PEACE talks between the Indonesian government and the Gerakan Aceh Merdeka (Free Aceh Movement, or GAM) collapsed noisily in Tokyo last Sunday.  

Within hours, Jakarta returned to its 27-year civil war with Acehnese partisans, with the combined assaults by aircraft, warships, paramilitary forces and police mounting the most serious incursion since the invasion of East Timor in 1975. 

In 1959, Aceh was granted “special autonomy” status, and with it Jakarta acknowledged that Aceh’s origins as a part of the unitary Indonesian state were somewhat different from those of other provinces.  

But local discontent simmered over continued economic disadvantages amplified by cultural differences, and the official declaration of autonomy was seen as mere tokenism. 

The period that followed saw the failure of Tengku Hasan Tiro, descendant of the last Sultan of Aceh and a leading Acehnese activist, to develop Aceh with his entrepreneurial energies because of obstacles in Jakarta. GAM was then formed in 1976 to pursue Acehnese independence through armed struggle. 

In efforts to head off Acehnese separatism, former Indonesian President Abdurrahman Wahid drafted a “special autonomy law” which his successor Megawati Sukarnoputri formalised. GAM seeks either full implementation of this law or the granting of full-fledged independence, none of which has happened or seems likely. 

Although President Megawati is known to be a staunch opponent of separatism, her government prefers a working autonomy to complete independence. Its readiness to compromise could also be recognition of Acehnese realities: over the years, GAM’s original 150 combatants have grown to some 5,000 today. 

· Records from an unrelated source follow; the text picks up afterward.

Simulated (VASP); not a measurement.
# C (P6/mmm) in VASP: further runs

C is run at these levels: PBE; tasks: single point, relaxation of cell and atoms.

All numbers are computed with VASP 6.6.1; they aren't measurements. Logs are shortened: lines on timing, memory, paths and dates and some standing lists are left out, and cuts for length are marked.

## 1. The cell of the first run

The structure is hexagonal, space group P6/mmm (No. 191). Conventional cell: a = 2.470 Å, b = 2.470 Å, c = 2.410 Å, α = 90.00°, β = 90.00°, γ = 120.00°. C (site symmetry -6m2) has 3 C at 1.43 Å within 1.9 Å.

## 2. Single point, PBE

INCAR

And yet the prospects for GAM’s demands do not seem promising at all. The Indonesian elite is still smarting from the recent “loss” of East Timor, Megawati herself is close to the Indonesian military (TNI) with its many hawkish elements, and there is a sense in much of the country that most people are against secessionism. 

So the Tokyo talks opened last week with little optimism, after postponement in April following two years of arrangements. This stage of the peace process was supposed to follow from the Cessation of Hostilities Agreement (CoHA) signed in Geneva last December, but even that document was weak and ineffectual. 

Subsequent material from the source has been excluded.